Having lost the chance to prove himself in the army (World War I ended the day he arrived in the trenches), Paul (David Bowie) spends most of David Hemmings‘ Just A Gigolo adrift. The film, which takes places during the ’20s, looks at how hard some Germans took losing World War I. In Paul’s case, he no longer has a sense of purpose, and that doesn’t change as the years go by.
Filmed in West Berlin during the Cold War, Just A Gigolo has redeeming qualities and at least while watching it never came to the point that I felt antsy or like I was waiting for the film to end. In what other movie can you see Bowie carrying around a live pig? The opening sequence is wonderful, because it really plays into that otherworldly quality Bowie had, as his character walks around like he’s bulletproof, but then for the rest of the movie Paul is inconsistent, and the film’s light tone only half works, given what’s coming.
The cast is the selling point, but that’s nothing to sneeze at. There’s Bowie, of course, who had just starred in Nicholas Roeg’s The Man Who Fell to Earth, but also major names like Kim Novak, Maria Schell, and Hemmings himself (who acts as well as directs the picture).

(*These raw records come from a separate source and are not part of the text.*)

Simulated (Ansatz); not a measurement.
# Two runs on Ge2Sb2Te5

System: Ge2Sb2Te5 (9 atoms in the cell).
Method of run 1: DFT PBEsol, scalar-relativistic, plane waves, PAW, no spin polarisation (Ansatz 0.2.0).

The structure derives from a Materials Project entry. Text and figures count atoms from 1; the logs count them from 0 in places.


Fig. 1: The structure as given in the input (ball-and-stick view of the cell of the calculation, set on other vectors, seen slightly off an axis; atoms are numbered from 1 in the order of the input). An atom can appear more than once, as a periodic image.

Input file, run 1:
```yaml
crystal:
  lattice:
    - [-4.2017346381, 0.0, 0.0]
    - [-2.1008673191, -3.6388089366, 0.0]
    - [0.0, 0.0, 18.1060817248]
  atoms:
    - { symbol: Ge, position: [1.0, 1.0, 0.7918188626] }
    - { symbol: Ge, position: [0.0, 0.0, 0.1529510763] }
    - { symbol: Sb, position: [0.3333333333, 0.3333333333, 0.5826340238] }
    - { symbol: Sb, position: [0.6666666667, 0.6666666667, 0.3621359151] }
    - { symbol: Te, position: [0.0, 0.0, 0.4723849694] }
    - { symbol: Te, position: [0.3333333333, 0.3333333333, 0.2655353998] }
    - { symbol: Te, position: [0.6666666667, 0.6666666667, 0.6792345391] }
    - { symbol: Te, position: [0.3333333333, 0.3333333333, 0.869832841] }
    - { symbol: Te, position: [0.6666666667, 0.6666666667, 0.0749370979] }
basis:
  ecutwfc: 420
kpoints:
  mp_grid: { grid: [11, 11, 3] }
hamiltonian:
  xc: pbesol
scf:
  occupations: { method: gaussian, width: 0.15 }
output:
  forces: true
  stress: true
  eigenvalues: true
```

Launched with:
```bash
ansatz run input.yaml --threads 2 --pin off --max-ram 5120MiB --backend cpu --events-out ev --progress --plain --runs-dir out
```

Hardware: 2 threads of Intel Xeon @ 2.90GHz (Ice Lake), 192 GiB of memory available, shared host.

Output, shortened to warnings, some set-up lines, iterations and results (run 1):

Even if Just A Gigolo was only memorable for being Marlene Dietrich’s final film that would be enough. Sure, it’s not ideal circumstances. While both of Dietrich scenes are with Bowie, they were never in the same room together. Dietrich’s scenes were filmed in Paris. She’s also wearing the same clothes in both scenes, but she sings, and it’s just as transportive as ever.
That Dietrich agreed to do the picture at all is a case of writer and co-producer, Joshua Sinclair, just going for it, because nobody believed she would say “yes” and the story of how he was able to convince her is a testament to his tenacity (Ennio De Concini also has a writing credit, but it sounds like he was only involved with the original screenplay).
Shout Factory’s release comes with an essay booklet, but a few of the pages and photos are repeats. It also seems like a page or two might be missing, from the point in Sinclair’s story when he travels to Portugal to meet Dietrich’s former agent. Between the booklet and hearing Sinclair talk about the casting process in a featurette called ‘The Making of Gigolo,’ you really get the complete story (and the best part is learning Dietrich received her lines on a piece of toilet paper because that’s all Sinclair had on hand).
The other essay in the booklet is by Graham Rinaldi, while Rory Maclean (who was Hemmings’ assistant) appears in “The Making of Gigolo” featurette and provides the commentary (though a lot of his remarks in the commentary are word for word the same from the featurette, including how he originally rejected the script because he thought it was derivative of Cabaret).
Just a Gigolo is available on Blu-Ray and DVD now from Shout! Factory.